Gambling venues in Japan, including the integrated resorts (IR) coming to the country’s landscape, will most likely need to install facial recognition technology. The Japanese government is discussing the application of the technology in gaming venues across the country as a means to deter problem gamblers from being able to place wagers, and has already started to make requests to the venues that they embrace the face readers.
The facial recognition systems are just a part of a larger plan designed to ensure those with gambling problems are protected. ATMs are expected to be removed from gambling facilities, including from horserace tracks, other racing venues and pachinko parlors, to make it more difficult for gamblers to have access to cash.
Beginning 2020, gamblers will be able to establish a cap on how much they are allowed to spend when purchasing certain racing tickets online. In addition, pachinko parlors are expected to allow family members of gamblers to request that those individuals not be allowed to enter the gambling venues. That change should become effective as of the upcoming fiscal year.
The changes are based on feedback from the public and the Japanese government has already stated that it will review the changes every three years. This will give regulators the opportunity to make adjustments as necessary and to have a solid system in place before the first IR is seen in the country, currently anticipated for 2025.
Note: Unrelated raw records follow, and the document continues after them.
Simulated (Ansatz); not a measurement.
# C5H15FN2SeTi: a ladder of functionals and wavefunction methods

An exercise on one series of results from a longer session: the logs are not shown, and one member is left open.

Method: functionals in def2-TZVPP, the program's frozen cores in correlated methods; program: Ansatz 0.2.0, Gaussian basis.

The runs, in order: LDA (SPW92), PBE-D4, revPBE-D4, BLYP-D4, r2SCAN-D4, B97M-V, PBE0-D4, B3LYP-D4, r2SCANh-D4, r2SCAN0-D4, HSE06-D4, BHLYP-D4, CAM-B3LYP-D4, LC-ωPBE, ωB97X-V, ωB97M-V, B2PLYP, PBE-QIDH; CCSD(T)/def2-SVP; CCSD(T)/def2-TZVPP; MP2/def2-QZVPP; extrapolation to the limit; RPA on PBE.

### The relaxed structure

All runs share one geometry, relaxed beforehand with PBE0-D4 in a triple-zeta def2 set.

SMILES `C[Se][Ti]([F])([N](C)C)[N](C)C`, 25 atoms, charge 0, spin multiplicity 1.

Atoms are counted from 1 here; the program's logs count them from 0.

Facial recognition is already used extensively in Japan. It is expected to be seen at the Tokyo Olympics in 2020 and will be present during the celebration of the 30th anniversary of Emperor Akihito’s ruling dynasty. Additionally, the country is also said to be considered other types of advanced biometric identification that could also be used at the IRs after they launch.
Problem gambling is one of the reason the IR landscape has taken so long to develop in Japan. Many in the country have been concerned that more gambling could lead to a larger population of gambling addicts, and this fear has been a constant challenge whenever gambling bills have made their way to be discussed by lawmakers.